Whistleblower suit dismissed without clarification on SEC reporting

By Anne Sherry, J.D.

Affirming the dismissal of a whistleblower case on the basis that Dodd-Frank’s anti-retaliation provision does not apply extraterritorially, the Second Circuit sidestepped the more controversial issue of whether a whistleblower need report to the SEC to be protected. The SEC had urged the appeals court to defer to its rule protecting conduct reported only internally (Liu v. Siemens AG, August 14, 2014, Lynch, G.).

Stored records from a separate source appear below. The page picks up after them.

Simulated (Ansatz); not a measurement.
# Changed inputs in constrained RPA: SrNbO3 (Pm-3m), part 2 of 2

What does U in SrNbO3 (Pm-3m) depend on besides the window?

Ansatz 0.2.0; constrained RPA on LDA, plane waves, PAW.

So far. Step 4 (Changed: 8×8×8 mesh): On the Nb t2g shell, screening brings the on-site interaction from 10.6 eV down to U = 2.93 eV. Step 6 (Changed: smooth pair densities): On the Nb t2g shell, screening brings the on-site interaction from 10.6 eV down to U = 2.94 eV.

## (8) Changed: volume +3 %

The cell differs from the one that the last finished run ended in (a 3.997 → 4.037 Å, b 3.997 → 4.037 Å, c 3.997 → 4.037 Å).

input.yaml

Background. Meng-Lin Liu, a compliance officer with Siemens China Ltd., continually raised concerns that a kickback scheme conducted by the healthcare division violated the Foreign Corrupt Practices Act (FCPA), even after his superiors retaliated against him. After opining about Siemens’ compliance issues at a corporate town hall meeting attended by Siemens China’s president and CEO, Liu was instructed not to report for work for the three remaining months of his contract. Only after the contract expired did he report possible FCPA violations to the SEC.

The district court, at the time the second to consider the issue of the extraterritorial application of Dodd-Frank’s anti-retaliation provision, held that overseas whistleblowers were not protected. But the court also dismissed the complaint for the additional reasons that Liu’s reporting of FCPA violations was not “required or protected.” As for the final issue, whether Dodd-Frank protected Liu despite his failure to report to the SEC, the district court found “no need … to wade into this debate.”

The SEC dove in, however, with an amicus brief in Liu’s appeal urging the Second Circuit to defer to its rulemaking. The definition of “whistleblower” in the SEC’s rule is broader than that found in the statute and expressly protects employees who report unlawful conduct only internally.

Extraterritoriality. The appeals court did not opine on this issue or on whether disclosures of FCPA violations were “required or protected,” basing its affirmance of the dismissal solely on the lack of extraterritorial application. There was no explicit statutory evidence that Congress intended for the anti-retaliation provision to apply extraterritorially, and other indications elsewhere in Dodd-Frank concerning extraterritoriality actually cut against the argument that the anti-retaliation provision should apply overseas.

Specifically, Liu was required to demonstrate either that the facts alleged in his complaint stated a domestic application of the anti-retaliation provision or that, under Morrison v. Nat’l Austl. Bank Ltd., the provision is intended to apply extraterritorially. On the first point, the court determined that the case “is extraterritorial by any reasonable definition … the whistleblower, his employer, and the other entities involved in the alleged wrongdoing are all foreigners based abroad, and the whistleblowing, the alleged corrupt activity, and the retaliation all occurred abroad.” Liu argued that Siemens’s listing its securities on an American exchange created the necessary connection to the United States, but Morrison establishes that the listing of securities alone is a “fleeting” connection that does not overcome the presumption against extraterritoriality.

The court also found nothing in the text of the provision or in the legislative history suggesting that Congress intended for the anti-retaliation provision to “regulate the relationships between foreign employers and their foreign employees working outside the United States.” Liu’s reference to other Dodd-Frank provisions providing for extraterritorial jurisdiction eroded rather than bolstered his argument, as the ordinary canon of statutory interpretation presumes that when Congress includes particular language in one section of a statute but not another, the disparate inclusion or exclusion was intentional and purposeful.

The case is No. 13-4385.

Attorneys: David N. Mair (Kaiser Saurborn & Mair PC) for Liu Meng-Lin. Brant Bishop (Kirkland & Ellis LLP) for Siemens AG.